A lot of people have ways of accomplishing this, but my way is using compile-tim...

purplesyringa · 2025-04-29T21:38:29 1745962709

I think we're all talking past each other here.

Your suggestions introduce, in effect, a hypothetical `if` statement, only one branch of which is taken. I can change the condition arbitrarily, but ultimately it's still going to be either one or the other.

I want the `if` to take both branches at once. I want the compiler to assume that both branches trigger the exact same side effects and return the same results. I want it to try both approaches and determine the better one depending on the environment, e.g. the number of free registers, (lack of) inlining, facts statically known about the input -- all those things that you can't write a condition for on the source level.
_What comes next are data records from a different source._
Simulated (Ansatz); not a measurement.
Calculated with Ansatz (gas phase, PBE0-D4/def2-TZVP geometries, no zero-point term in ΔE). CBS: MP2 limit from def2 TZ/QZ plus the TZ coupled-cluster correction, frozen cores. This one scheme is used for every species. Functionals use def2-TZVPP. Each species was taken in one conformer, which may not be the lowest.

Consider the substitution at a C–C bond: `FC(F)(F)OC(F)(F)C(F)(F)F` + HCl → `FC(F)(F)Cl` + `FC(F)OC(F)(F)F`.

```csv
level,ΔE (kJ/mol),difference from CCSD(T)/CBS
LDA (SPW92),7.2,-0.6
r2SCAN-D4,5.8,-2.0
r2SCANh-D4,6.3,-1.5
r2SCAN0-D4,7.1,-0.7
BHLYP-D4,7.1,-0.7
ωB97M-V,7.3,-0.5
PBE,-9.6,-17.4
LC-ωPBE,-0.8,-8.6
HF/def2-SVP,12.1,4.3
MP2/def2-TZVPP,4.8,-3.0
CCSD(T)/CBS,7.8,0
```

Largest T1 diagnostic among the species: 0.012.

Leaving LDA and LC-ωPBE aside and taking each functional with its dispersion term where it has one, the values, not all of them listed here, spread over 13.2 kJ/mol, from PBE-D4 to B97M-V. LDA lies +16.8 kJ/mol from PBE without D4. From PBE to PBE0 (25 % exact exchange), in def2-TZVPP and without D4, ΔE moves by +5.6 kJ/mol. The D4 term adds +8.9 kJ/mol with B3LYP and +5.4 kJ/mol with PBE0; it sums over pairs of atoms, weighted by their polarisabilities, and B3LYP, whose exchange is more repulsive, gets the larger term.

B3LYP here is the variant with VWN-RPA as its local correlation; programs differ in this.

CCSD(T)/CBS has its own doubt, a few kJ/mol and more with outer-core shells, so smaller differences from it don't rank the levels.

Think about it this way. A standard compiler like LLVM contains passes which rewrite the program in order. If something has been rewritten, it will never be rolled back, except it another pass performs a separate rewrite that explicitly does that. In contrast, e-graphs-based compilers like Cranelift maintain an equivalence graph that represents all possible lowerings, and after the whole graph is built, an algorithm finds a single optimal lowering.

Existing solutions make me choose immediately without knowing all the context. The solution I'd like to see would delay the choice until lowering.

thrtythreeforty · 2025-04-29T22:01:37 1745964097

> e-graphs-based compilers like Cranelift maintain an equivalence graph that represents all possible lowerings, and after the whole graph is built, an algorithm finds a single optimal lowering

Do you have a good entrypoint reference for learning about how this works? This (and the associated mention in the article) is the first time I've heard of this approach.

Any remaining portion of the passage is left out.